As investors around the world seek safe havens amidst global uncertainty, the gold price has surged to record highs March, with all indications pointing to a long-term rally. The yellow metal has returned over 40% in the past year in both ZAR and USD terms.
Analysts around the world are citing trade war fears and stubborn global inflation as the primary drivers behind the surge in demand for gold. US tariffs and reciprocal action has fueled global investor demand for gold as a hedge against economic instability while in the US, the Fed remains cautious on the back of inflation data and weaker retail sales. South Africa is not immune to market fears, with both the rand and the local market on edge as the country’s trade relationship with the US continues to dominate headlines.
Nonetheless, the investment case for gold is solid. Just how finite is gold? All the gold ever mined would fit into a cube just 22 meters wide and high. There’s far less mineable gold left below the ground than there is above it. This scarcity, coupled with the fact that most recoverable reserves have already been extracted, makes gold uniquely resilient, rare, sought after and valuable.
Historically, gold performs well during periods of high inflation. For example, gold spiked during the oil price shocks of the 1970s and monetary system changes. Gold was favoured as a hedge against government monetary expansion.
Today, central banks, especially China, are increasing their gold reserves at a time when there is a growing distrust globally in traditional monetary systems. China’s influence should not be underestimated. Coming from a comparatively low base, China is steadily building up its own reserves, which currently make up 6% of its forex stockpile. If China gets its gold reserves to US levels, it will be a massive market driver globally.

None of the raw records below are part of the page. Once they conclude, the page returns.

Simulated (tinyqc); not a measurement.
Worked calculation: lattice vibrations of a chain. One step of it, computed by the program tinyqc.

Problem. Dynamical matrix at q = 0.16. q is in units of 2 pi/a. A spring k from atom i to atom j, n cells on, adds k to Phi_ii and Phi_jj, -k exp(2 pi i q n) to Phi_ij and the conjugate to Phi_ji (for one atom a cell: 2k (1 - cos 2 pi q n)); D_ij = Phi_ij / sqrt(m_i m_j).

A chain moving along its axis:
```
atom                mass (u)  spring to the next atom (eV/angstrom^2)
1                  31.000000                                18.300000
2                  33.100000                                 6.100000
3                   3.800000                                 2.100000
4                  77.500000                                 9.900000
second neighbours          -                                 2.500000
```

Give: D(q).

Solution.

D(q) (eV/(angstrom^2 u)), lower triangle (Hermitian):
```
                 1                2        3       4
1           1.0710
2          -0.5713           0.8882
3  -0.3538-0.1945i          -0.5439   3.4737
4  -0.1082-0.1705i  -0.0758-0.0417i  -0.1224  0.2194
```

When measured in rands (which takes into account US dollar prices per ounce), the value of gold since 1971, has shown a staggering 15% compound annual growth rate. The power of compounding means that the value of gold, in rand terms, has grown 183 000% since 1971.
While the demand for gold in South Africa has stayed strong over the years, it reached its peak recently, underscoring the popularity of gold among local investors. However, there are a few barriers to entry, making investing in this unique asset class difficult to navigate, whether for seasoned investors or those wanting to start their journeys of adding the precious metal to their portfolios.
Now, new avenues have opened that offer investors – retail or institutional – the ability to invest in fractions of physical gold, via ground-breaking digital capital markets platform Mesh.trade, in the form of Krugerrand-backed tokens.
Mesh.trade MD Connie Bloem believes that the future of investing in gold needs to be open to all, with the solution for this being tokenisation. “The potential gold holds as a safe, proven hedge against market volatility makes it extremely attractive as an asset class, and tokenisation makes it accessible to just about anybody,” she says.
Krugerrand tokens are now available on registered FSP Mesh.trade’s digital capital markets platform. Each token represents full and immutable ownership of the whole or a fraction of a physical, uniquely numbered 1oz bullion Krugerrand, securely stored at Brink’s, an internationally recognised, secure precious metals vault facility, where the coins, procured from Rand Refinery are then vaulted.
“What’s unique about this offering is that because the gold has been tokenised, investors can purchase any fraction of a Krugerrand coin, starting with as little as R50,” she explains.
“Investors who buy a 1 ounce bullion Krugerrand token outright or those who accumulate fractional investments over time to the equivalent weight of a 1oz coin, can redeem their token for a physical coin at any time, following which the issuer, TroyGold, will securely deliver their Krugerrand coin to their place of choice,” explains Bloem.